Parametric Surfaces

A parametric surface is defined by a function \(\mathbf{r}:\mathbb{R}^2 \to \mathbb{R}^3\). The idea is exactly the same as for a parametric curve: we are taking a (piece of) plane and inserting it into the space, bending, stretching a compressing in during the process.

Let’s look at several examples:

\(\mathbf{r}(u,v) = \left\langle \cos(u), \sin(u), v\right\rangle\) for \(-\pi \le u \le \pi\) and \(0 \le v \le 1\).

This function maps the rectangle \([-\pi,\pi]\times[0,1]\)

to the cylinder:

The horizontal segment at \(v = \frac{1}{2}\) (green) gets mapped to the green circle, while the vertical segment at \(u = 0\) (blue) gets mapped to the blue vertical segment.
\(\mathbf{r}(u,v) = \left\langle v\cos(u), v\sin(u), v\right\rangle\) for \(-\pi \le u \le \pi\) and \(0 \le v \le 1\).

This function maps the rectangle \([-\pi,\pi]\times[0,1]\)

to the cone:
\(\mathbf{r}(u,v) = \left\langle v^2\cos(u), v^2\sin(u), v\right\rangle\) for \(-\pi \le u \le \pi\) and \(0 \le v \le 1\).

This function maps the rectangle \([-\pi,\pi]\times[0,1]\)

to the following surface:
\(\mathbf{r}(u,v) = \left\langle v\cos(u), v\sin(u), v^2\right\rangle\) for \(-\pi \le u \le \pi\) and \(0 \le v \le 1\).

This function maps the rectangle \([-\pi,\pi]\times[0,1]\)

to a paraboloid:
\(\mathbf{r}(u,v) = \left\langle \cos(v)\cos(u), \cos(v)\sin(u), v\right\rangle\) for \(-\pi \le u \le \pi\) and \(-\frac{\pi}{2} \le v \le \frac{\pi}{2}\).

This function maps the rectangle \([-\pi,\pi]\times\left[-\frac{\pi}{2},\frac{\pi}{2}\right]\)

to a lemon:
\(\mathbf{r}(u,v) = \left\langle \sin(v)\cos(u), \sin(v)\sin(u), v\right\rangle\) for \(-\pi \le u \le \pi\) and \(-\frac{\pi}{2} \le v \le \frac{\pi}{2}\).

This function maps the rectangle \([-\pi,\pi]\times\left[-\frac{\pi}{2},\frac{\pi}{2}\right]\)

to an hourglass:
The function

\[\begin{aligned} x(u,v) &= (3 - \cos(v))\cos(u)\\ y(u,v) &= (3 - \cos(v))\sin(u)\\ z(u,v) &= \sin(v) \end{aligned}\]

for \(-\pi \le u \le \pi\) and \(-\pi \le v \le \pi\) maps the rectangle \([-\pi,\pi]\times\left[-\pi,\pi\right]\)

to a torus:
The function

\[\begin{aligned} x(u,v) &= u(3 - \cos(v))\cos(u)\\ y(u,v) &= u(3 - \cos(v))\sin(u)\\ z(u,v) &= u\sin(v) + 6\pi - 2u \end{aligned}\]
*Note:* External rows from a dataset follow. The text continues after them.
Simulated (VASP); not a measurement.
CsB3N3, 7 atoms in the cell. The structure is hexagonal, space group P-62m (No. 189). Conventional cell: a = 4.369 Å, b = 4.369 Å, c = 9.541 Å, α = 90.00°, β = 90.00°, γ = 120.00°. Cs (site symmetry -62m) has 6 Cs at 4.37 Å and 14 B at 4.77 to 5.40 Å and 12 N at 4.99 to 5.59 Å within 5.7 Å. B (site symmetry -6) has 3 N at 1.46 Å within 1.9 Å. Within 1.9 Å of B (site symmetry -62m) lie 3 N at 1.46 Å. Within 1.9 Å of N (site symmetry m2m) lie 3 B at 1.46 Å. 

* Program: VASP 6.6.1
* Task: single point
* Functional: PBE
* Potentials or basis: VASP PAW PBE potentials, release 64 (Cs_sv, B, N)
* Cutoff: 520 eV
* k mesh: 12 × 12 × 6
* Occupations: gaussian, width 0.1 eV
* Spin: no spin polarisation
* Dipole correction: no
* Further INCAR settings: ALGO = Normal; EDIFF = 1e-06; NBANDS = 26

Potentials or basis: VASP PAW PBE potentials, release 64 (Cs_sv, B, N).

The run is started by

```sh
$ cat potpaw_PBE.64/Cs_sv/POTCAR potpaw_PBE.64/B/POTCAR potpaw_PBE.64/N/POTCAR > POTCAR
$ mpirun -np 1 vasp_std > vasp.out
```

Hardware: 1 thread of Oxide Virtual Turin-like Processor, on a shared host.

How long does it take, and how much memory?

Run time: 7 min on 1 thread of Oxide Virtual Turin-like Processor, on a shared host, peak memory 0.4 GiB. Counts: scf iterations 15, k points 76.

for \(0 \le u \le 3\pi\) and \(-\pi \le v \le \pi\) maps the rectangle \([0,3\pi]\times\left[-\pi,\pi\right]\)

to this surface:

A video on parametric surfaces

Illustration for an “area unit”

showing how the area of a tiny part of a surface can be approximated by an area of a parallelogram:

The yellow region is an image of a small rectangle in the \(uv\)-plane with corner at \((u, v)\) and sides \(du\) and \(dv\). Its area is approximated by the purple parallelogram with sides \(\mathbf{r}_u\; du\) and \(\mathbf{r}_v\; dv\). The area of the parallelogram is \(\left\lvert\mathbf{r}_u)u,v)\times \mathbf{r}_v(u,v) \right\rvert\;du\;dv\).

Normal vector

Suppose \(\mathbf{r}(u,v) = \left\langle x(u,v), y(u,v), z(u,v)\right\rangle\) is a vector function of two variables with differentiable components at \((u,v)\), and suppose that \(\mathbf{r}_u(u,v)\) and \(\mathbf{r}_v(u,v)\) are not zero vectors.

Then the vectors \(\mathbf{r}_u(u,v)\) and \(\mathbf{r}_v(u,v)\) belong to the tangent plane to the parametric surface at \(\mathbf{r}(u,v)\), and their cross product is a normal vector to this plane. We call this vector a normal vector to the surface at \(\mathbf{r}(u,v)\).

Dividing a normal vector to a surface by its magnitude, we get a unit normal vector. At each point where there is a normal vector to a surface, there are two unit normal vectors, pointing in opposite directions. We can think about these as pointing to opposite sides of the surface.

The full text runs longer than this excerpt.